Though something similar (and more elegant) probably exists, the following suggestions have been written by Will Petillo.

Mission: While the natural sciences gain rapid progress in advancing humanity’s understanding of the world, the discipline of philosophy seems to spend a great deal of time floundering in idle speculation and endless arguments that shed more heat than light, especially in the areas of politics and religion. Through the Philosophic Method, it is my intention to develop a systematic means of answering the higher-level questions about the world with a level of efficiency comparable to that of the natural sciences.

Format: The Philosophic Method should be published in a hypertext format in order to accommodate all of the additions, deletions, and revisions that will be applied to it.

I. New theories can be brought into discussion by simply submitting an idea that has not yet been discussed on this venue. Once a theory is submitted, it remains until its validity, soundness, or coherency is successfully challenged.
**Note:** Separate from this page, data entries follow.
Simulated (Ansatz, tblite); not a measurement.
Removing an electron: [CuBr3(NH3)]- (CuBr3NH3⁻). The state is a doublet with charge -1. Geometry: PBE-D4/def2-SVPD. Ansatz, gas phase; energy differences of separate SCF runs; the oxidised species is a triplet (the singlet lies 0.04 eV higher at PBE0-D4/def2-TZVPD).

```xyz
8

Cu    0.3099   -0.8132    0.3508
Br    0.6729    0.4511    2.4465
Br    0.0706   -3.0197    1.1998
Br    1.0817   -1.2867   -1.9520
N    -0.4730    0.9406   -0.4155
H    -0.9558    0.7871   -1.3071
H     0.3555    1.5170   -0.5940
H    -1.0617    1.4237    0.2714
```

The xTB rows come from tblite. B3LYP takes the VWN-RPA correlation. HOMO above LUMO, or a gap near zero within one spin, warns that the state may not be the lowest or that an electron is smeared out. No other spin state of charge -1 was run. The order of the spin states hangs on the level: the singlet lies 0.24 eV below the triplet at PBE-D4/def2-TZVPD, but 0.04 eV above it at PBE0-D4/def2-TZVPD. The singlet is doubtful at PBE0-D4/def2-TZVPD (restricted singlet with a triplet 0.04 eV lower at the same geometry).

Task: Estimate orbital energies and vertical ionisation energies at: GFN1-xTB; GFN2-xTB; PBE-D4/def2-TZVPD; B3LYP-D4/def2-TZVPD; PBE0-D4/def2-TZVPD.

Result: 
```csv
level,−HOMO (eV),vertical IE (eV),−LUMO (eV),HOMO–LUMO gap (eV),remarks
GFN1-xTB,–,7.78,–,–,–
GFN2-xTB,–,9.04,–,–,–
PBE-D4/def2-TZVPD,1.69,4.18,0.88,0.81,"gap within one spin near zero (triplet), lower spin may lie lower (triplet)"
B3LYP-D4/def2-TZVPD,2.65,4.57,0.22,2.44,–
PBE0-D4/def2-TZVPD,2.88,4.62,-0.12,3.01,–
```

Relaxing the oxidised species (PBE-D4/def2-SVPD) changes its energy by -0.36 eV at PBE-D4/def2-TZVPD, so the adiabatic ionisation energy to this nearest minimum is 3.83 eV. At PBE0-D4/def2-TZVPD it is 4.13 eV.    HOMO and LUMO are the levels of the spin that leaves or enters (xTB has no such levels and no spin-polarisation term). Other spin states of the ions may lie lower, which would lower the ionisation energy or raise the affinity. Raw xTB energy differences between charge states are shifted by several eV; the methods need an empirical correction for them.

II. Alternate theories to existing topics can be submitted in the same manner as above. It is not necessary to challenge an existing theory in order to submit a new one. The existence of opposing theories, however, should be seen as an invitation by others to challenge one of the theories or find a way to reconcile them.

III. If someone wishes to challenge the validity of a theory, it is not enough to simply assert that one disagrees; one must point out the logical fallacy in the challenged theory’s argument. If the contention is successful, then all parts of the theory that follow from the fallacy are sent to the “Philosophic Graveyard”, an archive where all failed theories are kept (along with the arguments that defeated them) in case someone finds a way to salvage them in whole or in part and also to prevent people from making the same mistakes over and over.

IV. If someone wishes to challenge the soundness of a theory, they must devise some form of experiment to test that theory. If the theory is demonstrated to be false, the theory is sent to the “Realm of Hypotheticals” (unless it has also been proved invalid, in which case it will go to the Graveyard), along with the results of the test, in case someone wishes to repeat the experiment. Results of testing will also be attached to a theory when it is not demonstrated to be false.

V. If someone wishes to challenge the coherency of a theory, an alternate presentation must be submitted. Simple grammatical and spelling errors can be fixed in whatever manner is most convenient and efficient. When two theories are reconciled as being different ways of saying the same thing, then the presentation that is more coherent will remain and the other will be deleted from the database (or the two can be combined if each is clearer in different areas). Judging coherency will require the attention of trained professionals. Some criteria might include:

  1. Simplicity of argument (unnecessary material should be minimized)
  2. Clarity in writing style.
  3. Engaging to the reader.
  4. Precision of language.
  5. Concreteness of expression.

VI. “Interesting Explanations” of existing topics—such as metaphors and analogies—can be submitted directly. These will be published alongside the topics they are about for anyone who is interested in reading them. “Interesting Explanations” will not be subject to the same level of logical scrutiny as the theories they are attached to—they cannot be challenged, but readers can rate them (so others can get a sense of whether the “Interesting Explanation” really is interesting enough to be worth reading) as well as discuss them (see IX). If a theory is challenged for coherency and loses because it is not expressed concretely (see V-5), then the losing theory will become an “Interesting Explanation” attached to the winning theory rather than being deleted altogether.

VII.* Each theory shall include a glossary at the end of the article where terms can be defined. Articles that use terms in nonstandard ways and don’t define them will be suspect.

VIII.* Each article will be prefaced by a list of all the premises and assumptions that it is based on. Articles that leave this section blank will be suspect.

IX. Links to discussion boards will be included wherever they are useful, including but not limited to: theories, “Interesting Explanations”, glossaries, and premise lists.

X.* To eliminate arbitrator bias, several venues following these ten guidelines will be maintained so that they can compete with each other. Distributors may restrict permission to submit articles in whatever manner they like, but all information published under the Philosophic Method will instantly be copyrighted into the public domain.


*Added by the suggestion of Nicholas Boydston.